Thursday, September 10, 2015

Life Imitates Art: "The March" (BBC-TV, 1990)



Media coverage of the current "migrant crisis" in Europe is eerily reminiscent of The March, a 1990 BBC-TV docudrama directed by David Wheatley, written by William Nicholson, and starring Juliet Stevenson. The film aired on BBC One, Britain's main channel, during what they called "One World Week," and was reportedly broadcast in 20 countries simultaneously to draw attention to the dangers of global warming, as it was then called, and the North-South Divide.

The TV plot is simple and straightforward, based upon Ghandi's 1930 "Salt March" to protest British colonial rule in India. It recalls as well as Jean Raspail's dystopian 1973 French novel about an Indian invasion of the French Riviera, The Camp of the Saints. In The March, 250,000 African migrants march from the Sudan to Europe to demand entry to their Promised Land.

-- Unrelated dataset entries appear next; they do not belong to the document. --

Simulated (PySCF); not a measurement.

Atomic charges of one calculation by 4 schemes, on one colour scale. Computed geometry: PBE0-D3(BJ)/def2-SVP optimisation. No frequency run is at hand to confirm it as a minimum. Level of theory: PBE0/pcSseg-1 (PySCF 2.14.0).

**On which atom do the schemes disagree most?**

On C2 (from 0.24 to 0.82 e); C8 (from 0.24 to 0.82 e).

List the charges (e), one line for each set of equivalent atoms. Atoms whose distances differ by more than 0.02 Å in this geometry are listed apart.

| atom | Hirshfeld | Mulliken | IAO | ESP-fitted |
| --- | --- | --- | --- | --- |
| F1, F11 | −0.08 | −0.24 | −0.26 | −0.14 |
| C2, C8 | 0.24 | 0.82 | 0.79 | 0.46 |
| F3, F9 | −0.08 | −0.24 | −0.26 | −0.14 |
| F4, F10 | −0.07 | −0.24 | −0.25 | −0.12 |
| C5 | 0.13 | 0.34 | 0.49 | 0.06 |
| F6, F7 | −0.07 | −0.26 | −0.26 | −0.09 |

At the time of production, the BBC filmmakers denied any connection to their French precursor, as well they might. For while the plot is similar, the attitude is not.

Raspail's novel is thematically xenophobic, racist, and nationalistic, a Custer's Last Stand type of depiction of French Civilization under assault from barbarian masses--presumably influenced by the traumatic episodes of May 1968.

On the other hand, this BBC 1990 docudrama was clearly made to promote increased spending on  international aid, with the ultimate goal of a "world without borders."

In "The March," the mob of 250,000 migrants from Africa, led by "Isa el-Mahdi" (Malick Bowens) are the heroes of the story, for demanding that rich Europeans share their wealth with the people of the Third World.

The message of the Mahdi is calculated to tug at the guilty heartstrings of progressive Europeans: "We are poor because you are rich."

Unlike Raspail, who portrayed Europe engulfed and destroyed by a wave of impoverished humanity, Wheatley and Nicholson made their protagonist an Irish EU commissioner of international development, Clare Fitzgerald (Juliet Stevenson), who helps the marchers to reach the Gibraltar shores (or perhaps beaches in Spain) from Algeria, on live TV, to teach Imperialists a lesson. With deference to another Irish celebrity, Oscar Wilde, it seems Samantha Power was played on TV by Juliet Stevenson in 1990, before there was a Samantha Power.

Clare Fitzgerald concludes the movie by declaring that Europe may not yet ready to admit all the people of the Third World, but someday, perhaps, they will be.

That day appears to have come. Given the reporting on recent events in Europe, The March seems truly prophetic, providing insight into the mentality of the governing European elite...for now in 2015, European Commissioners--depicted critically in the The March as resistant to sharing their wealth with the Third World--appear to have come down categorically against Raspail's Eurocentric attitude in his 1973 Camp of the Saints.

Instead, by admitting hundreds of thousands of marching migrants, they are making their stand on the side of Nicholson, Wheatley and the BBC in 1990.